What Are the Burial and Cremation Laws in California?
See who controls final arrangements, cremation and burial rules, and permit requirements in California.
Frequently Asked Questions
California does not permit home burial on private property. Burial must take place in an established cemetery.
California has no statutory minimum waiting period before cremation. Written authorization of the person with disposition authority per §§ 7100, 7111. Disposition permit required from local registrar per § 103055 (death certificate must be filed first per § 102775).
No. Natural organic reduction (human composting) is not currently authorized in California.
Yes. Alkaline hydrolysis (water cremation) is legal in California.

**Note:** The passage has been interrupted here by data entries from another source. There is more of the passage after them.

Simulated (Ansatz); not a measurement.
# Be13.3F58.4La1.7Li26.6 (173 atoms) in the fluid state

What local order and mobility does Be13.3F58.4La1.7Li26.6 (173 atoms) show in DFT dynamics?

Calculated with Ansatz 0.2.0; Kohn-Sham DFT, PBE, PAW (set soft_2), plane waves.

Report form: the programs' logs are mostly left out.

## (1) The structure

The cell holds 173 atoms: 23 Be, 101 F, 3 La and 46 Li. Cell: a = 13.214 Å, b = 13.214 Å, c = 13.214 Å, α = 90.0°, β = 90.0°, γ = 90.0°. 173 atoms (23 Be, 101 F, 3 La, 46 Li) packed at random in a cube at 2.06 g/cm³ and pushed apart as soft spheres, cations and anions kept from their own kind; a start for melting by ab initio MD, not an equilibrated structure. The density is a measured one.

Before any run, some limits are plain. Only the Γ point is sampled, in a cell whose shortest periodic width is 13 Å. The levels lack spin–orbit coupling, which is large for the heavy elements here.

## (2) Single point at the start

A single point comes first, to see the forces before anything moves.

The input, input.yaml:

California sets a statutory order for who controls the disposition of remains (Cal. Health & Safety Code § 7100(a)): Agent under a power of attorney for health care with disposition authority (Probate Code Div. 4.7), then Competent surviving spouse, then Sole surviving competent adult child, or majority of surviving competent adult children, and so on. You can also name your own agent to control your remains in a signed, written document before death. You can record those wishes alongside the rest of your estate plan when you create a revocable living trust.
No. California does not require embalming by law. Embalming is not required by state law. Written or oral permission of the person with disposition authority is required before embalming (Cal. Health & Safety Code § 7304). Funeral establishments must refrigerate unembalmed remains per Cemetery and Funeral Bureau regulations (16 CCR Div. 12). Funeral homes may not claim embalming is legally required.
California does not require a licensed funeral director to direct disposition. The death certificate is prepared and registered by "a funeral director, or person acting in lieu thereof" (§ 102780), and the disposition permit is signed and returned by "the person in charge of the place of interment, or the funeral director or person acting as funeral director if no person is in charge" (§ 103080(a)) — both provisions expressly contemplate a family member filling the role. The same family member files the death certificate with the local registrar (§§ 102775, 102780) and obtains the permit for disposition before burial, cremation, or removal (§§ 103050, 103055, 103065); a permit to remove cremated or hydrolyzed remains is issued directly to the person with the right to control disposition under § 7100 (§ 103060(a)). No specific step legally requires a licensed funeral director, though a crematory or cemetery may, as a private business condition, decline to accept remains except through a licensed establishment, and the Cemetery and Funeral Bureau (Cal. Bus. & Prof. Code §§ 7600+) licenses establishments that hold themselves out to the public for hire. Family-directed disposition without a hired funeral director is legally permitted but operationally uncommon.
California provides a publicly funded option when a family cannot pay for disposition: County indigent disposition (Cal. Health & Safety Code § 7104; Cal. Welf. & Inst. Code § 17009). Eligible veterans may also be interred at no cost through the U.S. Department of Veterans Affairs. When no provision was made by the decedent, the estate is insufficient, and the duty of interment falls on no other person who can be found in the state, the person holding the remains may require the coroner of the county where the decedent resided to take possession of them, and the coroner must then inter them in the manner provided for the indigent dead (Cal. Health & Safety Code § 7104(a)). Where the county has taken jurisdiction over the death under Gov. Code § 27491, the county is responsible for disposition and — if the decedent was indigent — bears the cost (§ 7104(b)). Counties may also provide for burial or cremation of the indigent dead and maintain the graves (Cal. Welf. & Inst. Code § 17009). Programs are administered at the county level (typically through the public administrator, coroner, or social services), so eligibility rules, the disposition method offered (usually cremation), and any service vary by county; families apply through the county where the death occurred. A coroner cost-recovery charge for taking custody of a body — capped at $100 — may not be imposed on a person who claims and proves to be indigent (Cal. Gov. Code § 27472). Separately, the VA operates national cemeteries serving California veterans — including Riverside National Cemetery and Sacramento Valley National Cemetery — with no cost for the grave, opening/closing, headstone or marker, and perpetual care for eligible veterans, plus eligible spouses and dependents (38 U.S.C. §§ 2402, 2306). Families apply through cem.va.gov or VA national cemetery scheduling.